1954 Dr John McGregor Ritchie OBE

From Lacey Green History

Research by Laurence Rostron

Dr John McGregor Ritchie OBE who lived in retirement in Grace Cottage 1954 to 1963

Dr Ritchie.jpg

John McGregor Ritchie was born in Edinburgh on the 15th May 1879. He was the youngest of 4 children born to John McGregor Ritchie senior, a master joiner, and his wife Alice.

The 1891 Census shows him aged 11 as a scholar in Edinburgh and the 1901 Census shows him at the age of 21 still living at home but as a student at Edinburgh University reading the Arts. In 1906 John McGregor Ritchie married Helen Allan in Edmonton, London.

After their marriage it is assumed that John McGregor Ritchie became a school teacher because he next appears in the 1911 Census living in Old Trafford, Manchester where his occupation is listed as Schoolmaster, Henshaws Blind Asylum. This was clearly the start of a very long career in caring for the blind.

He soon moved to London and joined the Royal London Society for the Blind and after 35 years of service, during which he became the Society’s Superintendent, he finally retired in 1950. He was living at Dorton House near Aylesbury at the time as the RLSB had moved there from London at the start of the war.
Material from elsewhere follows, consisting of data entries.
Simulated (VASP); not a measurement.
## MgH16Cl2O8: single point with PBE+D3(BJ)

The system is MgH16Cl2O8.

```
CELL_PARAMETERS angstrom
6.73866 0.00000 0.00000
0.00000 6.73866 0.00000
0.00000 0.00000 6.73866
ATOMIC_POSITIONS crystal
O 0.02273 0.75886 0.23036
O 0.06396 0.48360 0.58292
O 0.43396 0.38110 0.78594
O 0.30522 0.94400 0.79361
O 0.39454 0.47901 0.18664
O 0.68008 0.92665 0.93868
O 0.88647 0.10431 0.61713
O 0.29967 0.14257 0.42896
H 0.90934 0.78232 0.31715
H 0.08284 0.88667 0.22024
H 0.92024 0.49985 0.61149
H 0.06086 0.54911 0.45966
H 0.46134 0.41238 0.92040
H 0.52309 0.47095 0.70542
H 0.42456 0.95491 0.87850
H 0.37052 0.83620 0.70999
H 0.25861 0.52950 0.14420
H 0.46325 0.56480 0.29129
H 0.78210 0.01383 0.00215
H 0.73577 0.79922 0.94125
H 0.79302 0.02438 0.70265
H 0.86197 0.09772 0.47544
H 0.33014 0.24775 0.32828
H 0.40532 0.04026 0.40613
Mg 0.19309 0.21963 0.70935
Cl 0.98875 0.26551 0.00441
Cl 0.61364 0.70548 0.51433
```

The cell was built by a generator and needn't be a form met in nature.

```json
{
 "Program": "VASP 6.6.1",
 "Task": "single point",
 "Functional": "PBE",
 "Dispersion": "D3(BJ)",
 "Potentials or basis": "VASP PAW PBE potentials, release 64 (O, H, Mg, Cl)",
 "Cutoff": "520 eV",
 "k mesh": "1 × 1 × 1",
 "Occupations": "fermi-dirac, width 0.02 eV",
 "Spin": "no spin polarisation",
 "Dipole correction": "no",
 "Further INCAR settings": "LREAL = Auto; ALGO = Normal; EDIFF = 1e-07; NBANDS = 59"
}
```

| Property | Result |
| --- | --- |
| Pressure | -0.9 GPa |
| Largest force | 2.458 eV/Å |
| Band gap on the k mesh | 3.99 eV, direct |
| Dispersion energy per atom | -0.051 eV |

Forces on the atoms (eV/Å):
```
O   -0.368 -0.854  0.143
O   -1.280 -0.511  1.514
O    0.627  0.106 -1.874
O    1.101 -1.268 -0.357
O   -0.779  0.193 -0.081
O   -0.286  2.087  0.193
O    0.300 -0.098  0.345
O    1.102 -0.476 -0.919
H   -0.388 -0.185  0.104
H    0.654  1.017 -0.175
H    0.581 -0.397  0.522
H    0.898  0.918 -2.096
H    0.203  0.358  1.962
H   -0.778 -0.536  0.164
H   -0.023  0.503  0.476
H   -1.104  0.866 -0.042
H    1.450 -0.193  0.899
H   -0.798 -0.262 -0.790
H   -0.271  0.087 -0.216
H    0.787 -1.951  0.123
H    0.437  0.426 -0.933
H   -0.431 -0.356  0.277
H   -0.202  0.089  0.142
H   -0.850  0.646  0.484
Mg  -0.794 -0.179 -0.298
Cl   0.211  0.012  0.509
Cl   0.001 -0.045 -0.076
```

“1950 – The Council accepted with very great regret the resignation of the Society’s Honorary Superintendent and Secretary, Dr JM Ritchie OBE, MA. During the 35 years of Dr Ritchie’s brilliant leadership, the scope of the Society’s work developed to an extent unparalleled in its long history.”

                                                     Extract from RLSB History Timeline

           A photograph of Dr Ritchie in his earlier years – RLSB  

It is not known where he lived during the period from 1950, when he resigned from the Society, until he moved into Grace Cottage in 1954 but, sadly, in view of the fact that he had devoted his life to the blind, it is thought that for most of this period he was blind himself. His wife had died in 1941 and it is thought therefore, that the RLSB purchased Grace Cottage and provided him with a driver for his retirement. He continued to live in Grace Cottage with his housekeeper and driver, Rosamund Dewdney, until he died on the 27th July 1963.


So ended a truly remarkable life. In May of the following year, the Royal London Society for the Blind sold the property.